Real-world fixes for inspecting distributed clusters across hosts and data centers#18
Conversation
…cking init, remove cookie from URL - Replace sequential per-process/port/table erpc calls with batched erpc:send_request/receive_response for parallel data collection - Add list_processes_with_info, list_ports_with_info, list_ets_tables_bulk FFI functions with 5s bulk timeout - Make processes, ETS, and ports live component inits non-blocking to avoid mist's 500ms actor init timeout - Remove cookie parameter from URL/connect widget (security concern) - Bump dependencies via gleam update (gleam_stdlib 0.65→0.69, etc.) Usage for remote node inspection: cd spectator_app ERL_FLAGS="-name spectator@127.0.0.1 -setcookie <cookie>" gleam run
That's super cool to hear, thanks for sharing! These changes sound good to me, I've been meaning to handle the data fetching more gracefully – thanks for your work, I will try to take a closer look when I can. I think not storing the cookie in the URL query parameter is a good idea; I had been thinking about moving both the cookie and target node name to command line arguments passed to spectator when starting it, because I'd generally prefer to avoid creating atoms from user input dynamically – do you think that's something that would work for your use case as well or do you benefit from being able to swap between inspection targets on a running spectator instance? |
We run clusters of up to 8 nodes across multiple hosts in three different locations. Deployment is driven by a "cluster configuration" that defines all nodes and where they live. We modified spectator to accept a list of nodes on the command line and populate the connection dropdown for quick switching between them. This integrates with our central CLI tool ( On the feature side, we've added:
That last one is highly specific to our setup, and we expect to keep adding more. For example, we have centralized OpenTelemetry logging that collects into ETS tables — interpreting and surfacing that data in spectator is next on the list. I was happy to find this project as a starting point, especially since it uses Lustre server components for the UI — which is the same approach we use. We've actually taken it a step further: our views are abstracted and loaded dynamically into different panes of a coordinating "webui" cell. |
| {some, NodeName} -> | ||
| Pids = erpc:call(NodeName, erlang, processes, [], ?BULK_TIMEOUT), | ||
| Reqs = [{P, erpc:send_request(NodeName, erlang, process_info, [P, Items])} | ||
| || P <- Pids], |
There was a problem hiding this comment.
I'm curious about the idea behind this part – if I'm reading correctly this would still make N erpc requests for N processes, just in parallel instead of in series.

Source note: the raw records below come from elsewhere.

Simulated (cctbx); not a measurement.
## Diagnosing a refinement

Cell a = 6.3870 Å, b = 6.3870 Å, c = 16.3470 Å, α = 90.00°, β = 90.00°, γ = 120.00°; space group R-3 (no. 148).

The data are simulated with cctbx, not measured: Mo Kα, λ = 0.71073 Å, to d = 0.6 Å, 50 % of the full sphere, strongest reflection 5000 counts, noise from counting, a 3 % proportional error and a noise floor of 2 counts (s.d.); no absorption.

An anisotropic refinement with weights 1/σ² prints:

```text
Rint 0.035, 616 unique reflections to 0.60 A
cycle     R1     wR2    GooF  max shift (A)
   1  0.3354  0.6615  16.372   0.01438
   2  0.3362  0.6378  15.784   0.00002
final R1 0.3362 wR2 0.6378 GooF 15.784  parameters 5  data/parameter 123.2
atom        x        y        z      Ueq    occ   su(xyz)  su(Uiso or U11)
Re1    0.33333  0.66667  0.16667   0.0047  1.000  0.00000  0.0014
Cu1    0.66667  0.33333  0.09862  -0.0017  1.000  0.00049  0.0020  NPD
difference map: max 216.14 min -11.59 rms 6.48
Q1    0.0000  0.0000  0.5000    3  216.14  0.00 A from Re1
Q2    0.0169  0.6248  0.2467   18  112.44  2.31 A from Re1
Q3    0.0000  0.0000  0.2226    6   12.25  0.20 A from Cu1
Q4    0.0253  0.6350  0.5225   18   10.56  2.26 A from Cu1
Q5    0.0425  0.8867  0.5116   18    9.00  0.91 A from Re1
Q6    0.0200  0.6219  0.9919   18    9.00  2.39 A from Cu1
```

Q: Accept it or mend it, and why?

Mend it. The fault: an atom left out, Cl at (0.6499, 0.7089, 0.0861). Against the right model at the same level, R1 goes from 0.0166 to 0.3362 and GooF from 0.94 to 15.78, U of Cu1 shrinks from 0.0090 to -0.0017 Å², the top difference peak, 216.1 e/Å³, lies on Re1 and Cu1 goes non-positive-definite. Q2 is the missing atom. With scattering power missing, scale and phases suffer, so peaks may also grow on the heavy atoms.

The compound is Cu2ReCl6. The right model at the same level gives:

My thought for optimization would have been to do a single erpc call, with a function that collects all the process info on the remote node rather than locally (could still be done in parallel rather than series by fanning out processes on the node), so the whole thing would only be a single request over the network.
Is that something that you had considered but didn't go with for some specific reason? Am I missing something with that thought?
There was a problem hiding this comment.
It was just easy to do. I believe this does not make multiple connections — the requests all go over the existing distribution channel, and they're processed concurrently on the remote node.
If two nodes are connected together, all their communications will tend to happen over a single TCP connection. Because we generally want to maintain message ordering between two processes (even across the network), messages will be sent sequentially over the connection. (LYSE)
Running it fully on the remote as a single call would be faster, but it's not trivial since you need to get the code onto the remote node using a helper module. We do that for other stuff in our system, but Spectator was just a quick hack to start with. Spectator could use erl_eval to get the code there. But in reality it was already fast enough so we didn't bother with it.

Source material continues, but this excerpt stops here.